03. To optimize business processes. CEOs are adopting AI to boost productivity and efficiency across their businesses and supply chains. Some use AI for inventory management, others for workforce management, or to improve service effectiveness for customers.
04. Sustainability. Attendees are also using AI to support sustainability goals, from tracking KPIs, to digitizing supply chains and sourcing reusable materials. These AI-driven business models emphasize circularity, sustainability, and advanced customer personalization.
Our attendees shared the opportunities, challenges, and lessons they had faced when implementing AI across their organizations.
The group discussed how CEOs need to personally invest time learning about AI if they are to differentiate hype from reality. There was agreement that AI creates a brave new world for CEOs, requiring them to step up and more deeply engage with both internal technology functions as well as clients and customers on complex tech-driven solutions and products. Key issues included prioritizing initiatives amidst abundant opportunities, necessitating a focus on capital allocation, and adopting rapid deployment while embedding responsible AI practices.

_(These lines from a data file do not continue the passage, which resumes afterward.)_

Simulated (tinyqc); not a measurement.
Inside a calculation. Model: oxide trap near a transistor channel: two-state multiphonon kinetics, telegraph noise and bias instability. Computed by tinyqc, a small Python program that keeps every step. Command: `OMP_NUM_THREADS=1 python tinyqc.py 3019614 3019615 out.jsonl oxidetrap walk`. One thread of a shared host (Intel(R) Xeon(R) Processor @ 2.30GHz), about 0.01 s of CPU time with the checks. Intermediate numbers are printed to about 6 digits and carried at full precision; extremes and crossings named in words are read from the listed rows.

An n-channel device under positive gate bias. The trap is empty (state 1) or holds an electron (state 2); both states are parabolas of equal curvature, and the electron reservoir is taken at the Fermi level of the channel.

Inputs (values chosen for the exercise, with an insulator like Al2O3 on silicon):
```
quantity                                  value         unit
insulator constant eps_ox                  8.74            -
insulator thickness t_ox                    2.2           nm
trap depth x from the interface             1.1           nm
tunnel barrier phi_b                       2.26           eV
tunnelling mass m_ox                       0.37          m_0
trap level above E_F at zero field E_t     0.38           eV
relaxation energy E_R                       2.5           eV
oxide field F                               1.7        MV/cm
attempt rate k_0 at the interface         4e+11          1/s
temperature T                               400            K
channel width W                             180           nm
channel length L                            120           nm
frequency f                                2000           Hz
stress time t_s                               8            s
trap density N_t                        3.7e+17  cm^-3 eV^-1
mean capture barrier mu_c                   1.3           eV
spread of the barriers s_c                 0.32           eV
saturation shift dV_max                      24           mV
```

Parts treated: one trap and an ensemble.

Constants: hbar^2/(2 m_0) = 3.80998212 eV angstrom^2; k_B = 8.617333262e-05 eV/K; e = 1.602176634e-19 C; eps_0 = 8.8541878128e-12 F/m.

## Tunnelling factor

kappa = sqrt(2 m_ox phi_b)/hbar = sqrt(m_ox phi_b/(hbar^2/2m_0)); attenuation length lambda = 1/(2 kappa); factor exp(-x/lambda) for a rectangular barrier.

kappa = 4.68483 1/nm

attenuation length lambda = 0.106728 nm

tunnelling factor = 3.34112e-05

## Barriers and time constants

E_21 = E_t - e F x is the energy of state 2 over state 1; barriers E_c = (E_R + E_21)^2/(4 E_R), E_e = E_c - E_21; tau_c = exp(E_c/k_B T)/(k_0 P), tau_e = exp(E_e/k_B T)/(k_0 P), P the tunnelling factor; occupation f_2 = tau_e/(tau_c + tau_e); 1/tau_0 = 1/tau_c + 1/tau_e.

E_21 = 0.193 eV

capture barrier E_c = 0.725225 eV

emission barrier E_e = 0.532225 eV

One CEO said, “The AI wave and Gen-AI wave are much more complicated for leaders to comprehend than any other tech cycle in the past 30 years. With this in mind, we need to be part of the discovery—seeing what works and what doesn’t, and what to continue investing in, as well as paying attention to the experiences of teams inside the company.” They advised treating innovation like a startup. “You need to understand how to think differently—and carry thousands of people on the learning journey,” they said.
One CEO who helms an organization where AI touches 50% of revenues shared how adopting a Center of Excellence dedicated to AI was helping to ensure rapid deployment of the technology across the business. “The amount of creativity and the number of people embracing AI is unbelievably fast,” they said.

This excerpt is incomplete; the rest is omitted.